And One Last Story

First of all, would you believe that on the very same day that I wrote the last post in which I basically implied that my daughter was not D-I material, she got her first recruitment letter from a D-I coach? Which, even if you’re not interested in that particular college and program, is still a lovely compliment to receive.

With all of that talk about college visits, I remembered one particular story from our adventures that feels like a classic Capital District Fun post, even though it didn’t occur in the Capital District and it wasn’t actually any fun.

Okay: we were heading toward Boston for an overnight whirlwind tour of four different colleges, and our first stop was Williams College. It was a super-rainy day, stressful driving, and I had a carefully pre-planned itinerary, because as you know I can get lost trying to make my way out of a paper bag, and missing our first appointment (a 9 am college tour) would begin a domino effect that could potentially ruin our day. So we left well ahead of time and ended up driving up to the admissions parking lot well before we were due to arrive. Maybe it was 45 or 50 minutes early? And at this point it was only drizzling. So we made the fateful decision to go to a coffee shop that was only about a 3 minute drive away to fortify ourselves.

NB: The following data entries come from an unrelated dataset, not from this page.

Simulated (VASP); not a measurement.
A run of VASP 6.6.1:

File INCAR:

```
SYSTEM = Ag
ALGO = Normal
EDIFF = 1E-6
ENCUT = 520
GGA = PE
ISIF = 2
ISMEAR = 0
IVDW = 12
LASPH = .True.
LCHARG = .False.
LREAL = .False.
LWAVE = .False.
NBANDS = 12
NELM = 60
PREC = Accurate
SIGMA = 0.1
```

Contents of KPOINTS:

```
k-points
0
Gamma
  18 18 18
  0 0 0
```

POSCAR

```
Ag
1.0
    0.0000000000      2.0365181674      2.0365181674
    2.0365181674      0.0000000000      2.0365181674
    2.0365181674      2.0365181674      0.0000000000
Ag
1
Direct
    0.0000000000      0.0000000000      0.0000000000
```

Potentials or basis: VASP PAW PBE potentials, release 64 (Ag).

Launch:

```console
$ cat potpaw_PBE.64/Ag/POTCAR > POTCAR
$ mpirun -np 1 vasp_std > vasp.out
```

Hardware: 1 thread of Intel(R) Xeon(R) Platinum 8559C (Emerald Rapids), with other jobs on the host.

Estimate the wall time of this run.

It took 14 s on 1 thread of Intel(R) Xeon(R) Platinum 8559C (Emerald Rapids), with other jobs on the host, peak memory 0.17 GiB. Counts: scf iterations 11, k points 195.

I regret this choice, now.

It was a cute place, just exactly the kind of spot where you think, “Oh, I could live around here!” and we enjoyed some kind of yummy food and M ordered a hot cocoa that was very hot. Soon enough we decided that we should go, because we needed to be at the admissions office in 10 or 12 minutes, and even though we were 3 minutes away, we wanted to play it safe. But we were also so relaxed that when M asked, “Can I drive?” I hesitated only a moment or two before I said yes. Sure, it was likely to transform our 3-minute drive into a 5-minute drive, but we still had time to spare.

Then we headed to the parking lot, and, as luck would have it, it had started pouring. Pour-ing. Old-Man-Is-Snoring-style pouring. That was awesome. We ran like crazy. M had saved her cocoa, still mostly too hot to drink, and I was holding it so that she could focus on staying as dry as possible. Did we have an umbrella? No, we didn’t have an umbrella. I know, you’re right: it had been raining all morning. What are you asking, here? Shut up about it already, will you please?!?   

As I threw myself into the car, I managed to drop the hot cocoa into my lap, and it landed upside down, and the lid came off. It was really quite hot. Also chocolatey-brown and sticky-sweet. All the things you’d want in a hot cocoa, if you were drinking it instead of tossing it into your groin area.

I feel like, at this point, you should imagine a game show stopwatch in the top right corner of this scene, because we must keep in mind that the clock to our appointment was ticking. We went into immediate disaster mode. The skirt I was wearing was no longer acceptable, but luckily we had packed an overnight bag, so I stood in the rain, rummaging in our trunk until I was able to produce a change of clothes for me and a random towel for M. Then I changed while she mopped up the fabric car seat as best she could. Did she still want to drive? Yes she did.

It was only after exiting the parking lot that we realized that a construction project would make our drive back more complicated than the original 3-minute drive to the coffee shop had been. Also, it meant that we needed to think harder about navigation, which is tough when you are entirely discombobulated, the driving rain has reduced visibility, and you are a driver who is new to driving and a navigator who is reliably hopeless at navigating. For example, I carefully studied the GPS and the street signs and triumphantly advised M to “Turn left now!” But this advice was poor. I should have said, “Turn left at this street, but instead of turning immediately, you should wait until it’s actually safe to make a left turn because at this exact moment there is oncoming traffic.” Lucky for us, we were blessed by drivers who managed to avoid us. However, at this point we were both well and truly frazzled, and I had become tentative about offering quick and forceful navigating directions, so when we got to point where we should have turned into the admissions parking lot, I hesitated, M didn’t slow down, and we managed to miss the turn.

And really, what is it about driving around a campus? It’s horrible. There are all sorts of one-way-only spots, or things that seem to be streets but are actually just driveways that dead end into dumpsters and service entrances. We were well and truly screwed. At a certain point M was like, “I don’t want to be driving anymore!” and I was like, “I don’t want you to be driving anymore, either!” and since we were on some sort of untraveled one-way driveway to nowhere, we stopped immediately and participated in the most joyless Chinese fire drill I’ve ever experienced. Is that cultural appropriation these days? Whatever. I never want to do it again, anyway. I raced in loops around the campus while dripping all over the steering wheel, and we finally made it about 2 or 3 minutes late. We were offered wholly inadequate rain ponchos and told to chase down a tour group that was already two buildings away.

Unfair though it may be, it’s possible that this experience and the continued downpour colored our experience of that particular campus.

And no, I do not have any photos to commemorate this occasion.